GM of data science at NVIDIA, Josh Patterson said in the announcement, “NVIDIA and the RAPIDS ecosystem are delighted that BlazingSQL is open-sourcing their SQL engine built on RAPIDS. By leveraging Apache Arrow on GPUs and integrating with Dask, BlazingSQL will extend open-source functionality, and drive the next wave of interoperability in the accelerated data science ecosystem.”
This news sparked a discussion on Hacker News, where Aramburu cleared any queries developers had about BlazingSQL. One developer asked why the team chose CUDA instead of an open-sourced option like OpenCL. Aramburu explained, “Early on when we first started playing around with General Processing on GPU’s we had Nvidia cards to begin with and I started looking at the APIs that were available to me.

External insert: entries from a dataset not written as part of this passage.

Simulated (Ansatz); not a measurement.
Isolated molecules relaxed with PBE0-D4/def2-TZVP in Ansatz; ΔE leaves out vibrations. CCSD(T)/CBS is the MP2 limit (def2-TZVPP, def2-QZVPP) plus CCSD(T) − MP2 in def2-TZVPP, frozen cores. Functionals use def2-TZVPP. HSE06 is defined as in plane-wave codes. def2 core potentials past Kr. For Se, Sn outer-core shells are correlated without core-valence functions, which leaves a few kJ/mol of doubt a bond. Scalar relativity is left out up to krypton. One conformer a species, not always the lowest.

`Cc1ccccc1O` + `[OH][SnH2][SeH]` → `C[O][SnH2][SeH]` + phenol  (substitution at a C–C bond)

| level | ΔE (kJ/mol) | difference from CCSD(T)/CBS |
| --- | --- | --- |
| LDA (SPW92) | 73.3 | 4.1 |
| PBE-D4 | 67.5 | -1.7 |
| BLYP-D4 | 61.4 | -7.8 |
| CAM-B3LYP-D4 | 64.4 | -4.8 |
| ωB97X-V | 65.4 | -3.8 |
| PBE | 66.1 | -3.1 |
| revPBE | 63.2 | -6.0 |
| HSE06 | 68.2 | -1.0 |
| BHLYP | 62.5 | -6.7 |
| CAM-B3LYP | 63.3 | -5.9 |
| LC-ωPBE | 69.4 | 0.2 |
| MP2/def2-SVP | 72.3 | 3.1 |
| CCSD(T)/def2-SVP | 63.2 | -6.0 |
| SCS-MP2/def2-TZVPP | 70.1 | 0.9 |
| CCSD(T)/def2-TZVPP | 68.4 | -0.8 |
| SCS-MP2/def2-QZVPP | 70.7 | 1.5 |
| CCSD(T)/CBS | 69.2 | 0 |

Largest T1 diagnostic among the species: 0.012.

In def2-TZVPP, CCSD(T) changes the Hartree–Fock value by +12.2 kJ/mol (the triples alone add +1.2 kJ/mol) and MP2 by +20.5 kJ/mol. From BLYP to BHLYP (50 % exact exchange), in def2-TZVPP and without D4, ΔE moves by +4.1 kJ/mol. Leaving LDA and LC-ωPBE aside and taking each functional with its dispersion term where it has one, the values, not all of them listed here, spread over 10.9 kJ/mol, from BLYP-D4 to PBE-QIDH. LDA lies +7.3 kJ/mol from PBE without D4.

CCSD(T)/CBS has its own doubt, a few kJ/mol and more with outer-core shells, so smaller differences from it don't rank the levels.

The CUDA ones were easier for me to get started, had tons of learning content that Nvidia provided, and were more performant on the cards that I had at the time compared to other options. So we built up lots of expertise in this specific way of coding for GPUS. We also found time and time again that it was faster than OpenCL for what we were trying to do and the hardware available to us on cloud providers was Nvidia GPUs.
The second answer to this question is that blazingsql is part of a greater ecosystem. rapids.ai and the largest contributor by far is Nvidia. We are really happy to be working with their developers to grow this ecosystem and that means that the technology will probably be CUDA only unless we somehow program “backends” like they did with thrust but that would be eons away from now.”
People also celebrated the news of Blazing SQL’s open-sourcing. A comment on Hacker News reads, “This is great. The BlazingDB guys are awesome and now that the project is open source this is another good reason for my teams to experiment with different workloads and compare it against a SparkSQL approach”